- Despite being one of the most important documents that you will ever prepare, careless drafting or simple errors can lead to your will being invalidated.
- Although you cannot completely eliminate the possibility of a dispute arising in relation to your will, a well drafted will can significantly reduce that likelihood.
- You should consider updating your will following certain significant life events, such as a marriage, divorce or the acquisition or transfer of significant assets.
In 2006, much-loved Australian racing legend, Peter Brock, died tragically and prematurely in a motorsport accident. Between 1984 and 2003, Mr Brock prepared three separate wills. The 1984 will was drafted by Mr Brock’s solicitor, whilst the 2003 and 2006 wills were prepared using a type of DIY ‘will kit’. After Mr Brock’s death, a dispute arose in relation to the validity of the 2003 and 2006 wills. The Court ultimately determined that the 2006 will had no legal effect, as it had never been signed by Mr Brock, whilst the effect of the 2003 will was to merely appoint an executor without dealing with any property that formed part of Mr Brock’s vast estate. The dispute between Mr Brock’s family members continued for nearly three years, with the legal costs significantly reducing the value of his estate.
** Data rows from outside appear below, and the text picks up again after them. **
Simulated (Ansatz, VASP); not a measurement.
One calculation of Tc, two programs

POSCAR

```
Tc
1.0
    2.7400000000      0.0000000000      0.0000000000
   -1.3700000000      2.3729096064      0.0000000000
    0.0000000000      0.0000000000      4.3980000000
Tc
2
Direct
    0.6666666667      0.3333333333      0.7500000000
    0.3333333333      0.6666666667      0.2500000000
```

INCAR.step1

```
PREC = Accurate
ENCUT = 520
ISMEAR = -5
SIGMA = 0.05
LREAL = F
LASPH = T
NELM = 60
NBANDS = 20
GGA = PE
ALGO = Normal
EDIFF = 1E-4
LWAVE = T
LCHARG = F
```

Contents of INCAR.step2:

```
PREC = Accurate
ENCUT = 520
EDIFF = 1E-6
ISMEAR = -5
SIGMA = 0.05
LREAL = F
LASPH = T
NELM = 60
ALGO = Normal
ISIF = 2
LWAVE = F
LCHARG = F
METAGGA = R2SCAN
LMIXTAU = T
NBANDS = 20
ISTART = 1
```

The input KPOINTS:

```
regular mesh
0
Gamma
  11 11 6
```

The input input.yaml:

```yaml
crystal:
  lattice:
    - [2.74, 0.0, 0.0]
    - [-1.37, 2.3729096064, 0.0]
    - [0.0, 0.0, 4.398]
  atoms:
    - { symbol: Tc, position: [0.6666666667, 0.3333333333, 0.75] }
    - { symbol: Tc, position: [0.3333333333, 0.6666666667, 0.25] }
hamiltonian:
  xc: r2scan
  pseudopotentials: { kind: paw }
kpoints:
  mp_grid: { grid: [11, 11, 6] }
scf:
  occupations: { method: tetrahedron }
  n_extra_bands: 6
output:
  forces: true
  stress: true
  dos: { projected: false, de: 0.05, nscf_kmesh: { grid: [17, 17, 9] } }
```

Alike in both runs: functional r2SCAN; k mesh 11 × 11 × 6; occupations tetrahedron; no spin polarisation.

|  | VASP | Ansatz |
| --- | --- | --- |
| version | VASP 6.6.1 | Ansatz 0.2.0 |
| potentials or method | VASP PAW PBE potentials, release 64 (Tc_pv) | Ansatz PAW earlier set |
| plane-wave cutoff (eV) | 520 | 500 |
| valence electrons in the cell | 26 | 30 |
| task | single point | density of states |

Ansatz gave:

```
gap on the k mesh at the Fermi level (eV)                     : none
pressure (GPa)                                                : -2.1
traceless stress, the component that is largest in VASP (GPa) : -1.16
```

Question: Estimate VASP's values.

A will is one of the most important and consequential legal documents that you will ever prepare. Although you cannot completely eliminate the possibility of a dispute arising in relation to your estate, careful consideration of the following issues can help to minimise the time, effort and money expended by your love-ones in the event that a dispute does arise:
Appointing an executor
Your executor is responsible for ensuring that the terms of your will are carried out. An executor’s fundamental duties include:
- locating your will;
- locating and ‘realising’ the assets that form part of your estate;
- dealing with creditors, including paying outstanding debts and defending any claims made against your estate;
- arranging your funeral and burial or cremation;
- distributing your estate in accordance with the terms of your will.
Acting as an executor can be an onerous and often complex task. It is important that the person who you appoint to be your executor is willing to take on the responsibility, is trustworthy and is capable of executing their duties.
When appointing an executor, you should consider the following issues:
- Is the person capable and willing to act as my executor?
- Who should act as my executor if my first choice predeceases me or is not willing to act as my executor after my death?
Gifts and beneficiaries
Although the Court determined that Mr Brock’s 2013 will was effective in appointing an executor, it ultimately found that it did not deal with the issue of how his assets should be distributed.
When deciding how your estate should be distributed, some of the matters you should carefully consider include the following:
- Are there any specific gifts or items that you wish to leave to your family or loved-ones?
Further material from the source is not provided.